But amidst all the political and military turmoil life went on as normal for most people. They went about their daily work in town and countryside, and still managed to enjoy their various leisure pursuits. Spectators flocked to several sporting events that December, most notably to hurling matches in the belated North Tipp Junior championship where teams such as Ballymackey, Ballinaclough and Kilruane were still in the hunt for honours.

The Ormond Hunt held two pre-Christmas meets that month, the first at Cloughjordan on December 19, the second at Riverstown the following Friday. Devotees of coursing travelled to the annual meeting at Grenanstown, Toomevara, on Sunday December 17th, and to a second meeting at Cloughjordan a few days later.

Dancing enthusiasts had a choice of engagements, among them the Nenagh Commercial Cinderella Dance on Tuesday, December 6, with the now long-forgotten Criss Band providing the music. The dance was reported to have been “well attended”, even though the admission charges of five shillings for gents and three shillings for ladies were beyond the pockets of several. Gents could attend the “Grand Dance” (refreshments provided) at Casey’s Cross on Sunday, December 17, for a shilling less, but ladies still had to fork out three.

Cinema was a popular entertainment by 1922, particularly during the dark winter months. But the venues were far from the luxurious cinemas of today; rather they were draughty halls hired by some enterprising man or group for films on one or more nights a week. Willie Moloney’s Ormond Cinema Company had been showing films on selected nights in Nenagh Town Hall since 1913, while cinemas had recently opened in halls at Borrisokane and Borrisoleigh. A new cinema opened at Cloughjordan in early December 1922 and the Guardian reported that “large crowds attended the performances, and the pictures shown have already won general favour”.

CHRISTMAS THEN AND NOW

There were a few significant differences between Christmas then and Christmas now. During the 1920s Christmas was rarely mentioned – or even seriously thought about – before the second week of December. Now we are bombarded with it day-in day-out from the moment autumn first rolls in. Christmas was also infinitely less commercial in those days. While some of Nenagh’s leading shopkeepers – such as Corneille & Co (grocer), Thomas Ryan (draper) and Thomas M Tobin (jeweller) – placed Christmas ads in the two local newspapers, there was none of the wall-to-wall advertising of toys and every variety of Christmas fare we are familiar with nowadays.

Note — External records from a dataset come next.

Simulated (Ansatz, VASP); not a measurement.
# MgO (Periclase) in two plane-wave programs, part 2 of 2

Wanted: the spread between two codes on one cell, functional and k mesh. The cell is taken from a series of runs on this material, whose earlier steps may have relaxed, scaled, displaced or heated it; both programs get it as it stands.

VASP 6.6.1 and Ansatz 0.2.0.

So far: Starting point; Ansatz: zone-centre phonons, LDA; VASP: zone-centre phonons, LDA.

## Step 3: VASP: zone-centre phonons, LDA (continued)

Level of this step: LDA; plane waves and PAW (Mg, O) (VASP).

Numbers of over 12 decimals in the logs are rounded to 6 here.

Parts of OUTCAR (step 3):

In those days too Santa was a mythical and mysterious figure, firmly ensconced in his North Pole home until his visit on Christmas Eve when children were safely tucked asleep in bed. Nowadays you can hardly visit a shopping centre in the weeks before Christmas without tripping over a live Santa Claus or two. Indeed, there was little or no emphasis on toys in any of the Christmas ads in the 1922 local newspapers. In those days children’s expectations of what Santa would bring for their Christmas stockings were modest indeed.

CHRISTMAS PREPARATIONS

Housewives a century ago looked forward to Christmas with a mixture of anticipation and trepidation. During the week or so before the feast day the household was a great flurry of activity. The delph was taken down and washed, and all the rooms and furniture polished and scrubbed. It was customary to clean the chimney for Christmas; in country places the “brush” used was usually a furze bush tied to the end of a long pole. The walls of old farmhouses and cottages were usually whitewashed in honour of the feast. Children fetched branches of holly from some nearby tree – if possible, with red berries – and these were put up to ornament the dresser and the holy pictures. The holly remained up until January 6, “little Christmas”.

Then there was the Christmas shopping. Not always an easy task for families living in straitened circumstances, as many were at that time. Even the poorest tried to have a fowl for Christmas dinner, and a plum pudding and sweet cake for afters. A goose was the preferred choice; the turkey was beyond the price range of many, particularly in 1922 when its price at the Nenagh Christmas market had risen to 1s 8d per pound compared to 1s per pound a short time previously. A goose cost 6s to 7s that Christmas, while a pair of chickens could be had from 3s to 5s.

CARDS AND PARCELS

Fewer people than usual returned home to Nenagh from other parts for the Christmas of 1922. The Nenagh News of December 30 explained why: “Broken railways and difficulties in travelling prevented city dwellers from getting to their country homes this year”. The sending and receiving of Christmas cards – not to mention the welcome parcel – assumed even greater importance in that situation. The new Free State stamps went on sale for the first time in Nenagh in early December that year. The Guardian viewed their issue as “a visible expression of the new-born freedom of Ireland”.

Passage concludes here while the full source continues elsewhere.